Ask who likes ketchup, pickles, olives, etc. Cater this to your family’s taste. Ask for a volunteer, someone who said yes to all those things, and give them a Sundae glass with ice cream in it. Uncover the non-sundae toppings. Ask them what they would like on it. Question them by picking out a topping they’ve already said they like e.g : “Would you like ketchup on that? I know you like it!” They will reply something like “not on ice-cream”. Clarify by saying “Oh, so it’s good but not on a Sundae?” They should then confirm this. Do this with the other toppings reaffirming that they are good but not on a Sundae. Thank them for participating and say that although there are many things that might be good for us to do they aren’t appropriate on Sunday, the Sabbath. Turn the toppings around and discuss each word strip – why it is not a good Sabbath day activity. (http://www.cranialhiccups.com/2008/08/keeping-the-sabbath-day-holy-fhe.html)


D&C 59:9-13 – Why has Heavenly Father asked us to keep the Sabbath day holy?

Mosiah 13:16 – Talk about why it is important to keep the Sabbath day holy. What blessings do we receive when we do?


Ezra Taft Benson: “The purpose of the Sabbath is for spiritual uplift, for a renewal of our covenants, for worship, for rest, for prayer. It is for the purpose of feeding the spirit, that we may keep ourselves unspotted from the world by obeying God’s command” (“Keeping the Sabbath Day Holy,” Ensign, May 1971, 6). Keeping the Sabbath day holy expresses our love for the Lord and shows our gratitude for His goodness. When we follow this commandment, we receive great blessings from Him.”
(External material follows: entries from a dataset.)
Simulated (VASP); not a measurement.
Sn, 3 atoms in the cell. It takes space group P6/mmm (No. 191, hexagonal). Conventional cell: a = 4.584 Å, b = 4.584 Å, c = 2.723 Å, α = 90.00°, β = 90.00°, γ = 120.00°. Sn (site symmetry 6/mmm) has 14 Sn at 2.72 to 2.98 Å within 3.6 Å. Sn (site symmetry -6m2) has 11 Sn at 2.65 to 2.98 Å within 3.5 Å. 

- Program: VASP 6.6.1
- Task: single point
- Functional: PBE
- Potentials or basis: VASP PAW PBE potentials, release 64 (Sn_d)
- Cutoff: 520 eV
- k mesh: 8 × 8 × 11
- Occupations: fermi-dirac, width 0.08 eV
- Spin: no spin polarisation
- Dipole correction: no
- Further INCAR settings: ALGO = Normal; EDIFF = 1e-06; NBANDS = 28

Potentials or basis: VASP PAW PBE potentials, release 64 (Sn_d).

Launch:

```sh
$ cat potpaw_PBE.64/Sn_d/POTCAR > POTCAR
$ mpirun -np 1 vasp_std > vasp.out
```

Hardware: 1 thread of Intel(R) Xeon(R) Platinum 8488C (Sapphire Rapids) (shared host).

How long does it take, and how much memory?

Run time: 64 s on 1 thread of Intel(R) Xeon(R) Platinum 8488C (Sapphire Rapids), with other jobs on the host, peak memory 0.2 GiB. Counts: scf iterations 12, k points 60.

Gordon B. Hinckley: “If you have any doubt about the wisdom, the divinity of observing the Sabbath Day … stay home and gather your family about you, teach them the gospel, enjoy yourselves together on the Sabbath Day, come to your meetings, participate. You will know that the principle of the Sabbath is a true principle which brings with it great blessings.”

Spencer W. Kimball – “The Sabbath is not a day for indolent lounging about the house or puttering around in the garden, but is a day for consistent attendance at meetings for the worship of the Lord, drinking at the fountain of knowledge and instruction, enjoying the family, and finding uplift in music and song. The Sabbath is a holy day in which to do worthy and holy things. Abstinence from work and recreation is important, but insufficient. The Sabbath calls for constructive thoughts and acts, and if one merely lounges about doing nothing on the Sabbath, he is breaking it. To observe it, one will be on his knees in prayer, preparing lessons, studying the gospel, meditating, visiting the ill and distressed, writing letters to missionaries, taking a nap, reading wholesome material, and attending all the meetings of that day at which he is expected.” Spencer W Kimball, “The Sabbath—A Delight,” Ensign, Jan 1978, 1–5.

When we are faced with the decision to engage in an activity that may or may not be appropriate for the Sabbath, we might ask ourselves three questions:

1. Is it doing good?

2. Is it spiritually uplifting?

3. Would Jesus do it?


Go to church, talk with family (we call the grandparents every Sunday evening), read a book (esp. the scriptures), take a family walk, play a family game.


Keeping Sunday Special

The ice cream scoops are things we thought up as a family and the ketchup, mustard, etc. on the sides are good things just not on Sundays like going to work and shopping.

CONCLUSION: When we keep the Sabbath day holy, we can be blessed with physical and emotional rest and feel re-energized to take on the weekday duties as well as  fill and care for our own spiritual wells. I love Sundays because I spend the best time with my family!

We finished off the lesson with real ice cream sundaes topped with fresh strawberries, hot fudge, and sprinkles!